November 17, 2008
by Cnaan Liphshiz
It was a smooth voting session yesterday at the resolutions meeting that concluded the Jewish Agency's annual assembly in Jerusalem - for a whole 15 minutes.
The meeting quickly hit its first road bump after the 120-strong plenum heard a proposal to call for Israel to immediately recognize all conversions to Judaism by all religious streams.
The proposal, brought forth by a representative from Los Angeles, was eventually rejected.
The plenum voted instead to amend and eventually pass a less comprehensive proposal on the same subject by Professor Yaakov Ne'eman, the head of a state committee on conversions, "to urge the government of Israel to recognize and accept as Jews all individuals who have converted to Judaism under the supervision of Rabbinic authorities associated with Orthodox, Conservative, Reform or Reconstructionist movements." In so doing, the assembly reaffirmed previous resolutions on the matter.
The assembly also voted in favor of calling for the State of Israel to form an independent authority which would review conversions and oversee them. Although the Prime Minister's Office this year formed a body on conversions, currently only the rabbinical court system - which follows ultra-Orthodox principles - is authorized to bring converts into Judaism.
Referring to the original proposal, assembly participant Jeffery Blau said that to approve it would be to "destroy" all the achievements which the Ne'eman Committee has brought about in years of facilitating compromises between ultra-Orthodox, secular and modern-Orthodox Jews.
"Conversion is an issue that regularly comes up at Jewish Agency assemblies, but I don't recall hearing such a sweeping proposal as this one," Kenneth Bob, President of Ameinu, a New-York based nonprofit promoting "liberal values" in Israel, told Haaretz.
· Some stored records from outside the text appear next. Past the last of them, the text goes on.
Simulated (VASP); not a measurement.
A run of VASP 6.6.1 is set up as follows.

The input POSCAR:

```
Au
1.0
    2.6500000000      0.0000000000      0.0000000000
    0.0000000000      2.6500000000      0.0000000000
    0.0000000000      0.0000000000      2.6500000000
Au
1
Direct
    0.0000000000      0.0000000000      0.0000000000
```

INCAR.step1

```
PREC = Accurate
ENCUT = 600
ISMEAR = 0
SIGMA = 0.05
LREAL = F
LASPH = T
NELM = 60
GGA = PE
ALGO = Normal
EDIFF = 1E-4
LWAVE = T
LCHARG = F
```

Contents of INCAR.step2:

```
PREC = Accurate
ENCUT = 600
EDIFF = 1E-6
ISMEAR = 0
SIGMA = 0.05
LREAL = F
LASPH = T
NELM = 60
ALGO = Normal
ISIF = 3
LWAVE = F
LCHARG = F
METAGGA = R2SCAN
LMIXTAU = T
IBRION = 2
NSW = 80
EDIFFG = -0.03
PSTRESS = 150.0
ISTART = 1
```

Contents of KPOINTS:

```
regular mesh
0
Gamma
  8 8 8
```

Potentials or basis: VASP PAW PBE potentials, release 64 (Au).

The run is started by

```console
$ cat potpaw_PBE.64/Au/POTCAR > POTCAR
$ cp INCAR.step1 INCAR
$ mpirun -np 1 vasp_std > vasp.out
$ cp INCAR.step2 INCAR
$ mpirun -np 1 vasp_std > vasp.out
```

The assembly, which convened at the Crowne Plaza Hotel and preceded the United Jewish Communities own General Assembly, which opened yesterday evening in the capital, also passed a resolution to call on all Jewish organizations to "remain committed" to the absorption of Ethiopian immigrants, and to bringing the former Soviet Union's remaining Jews as well as to promote all Jewish immigration to Israel.
"This proposal has absolutely no chance of succeeding in the current Israeli climate," Assembly member Solly Sachs told the voters before the original resolution was rejected. "If we pass this resolution, it will give them [ultra-Orthodox] an excuse not to move forward with the conversion process."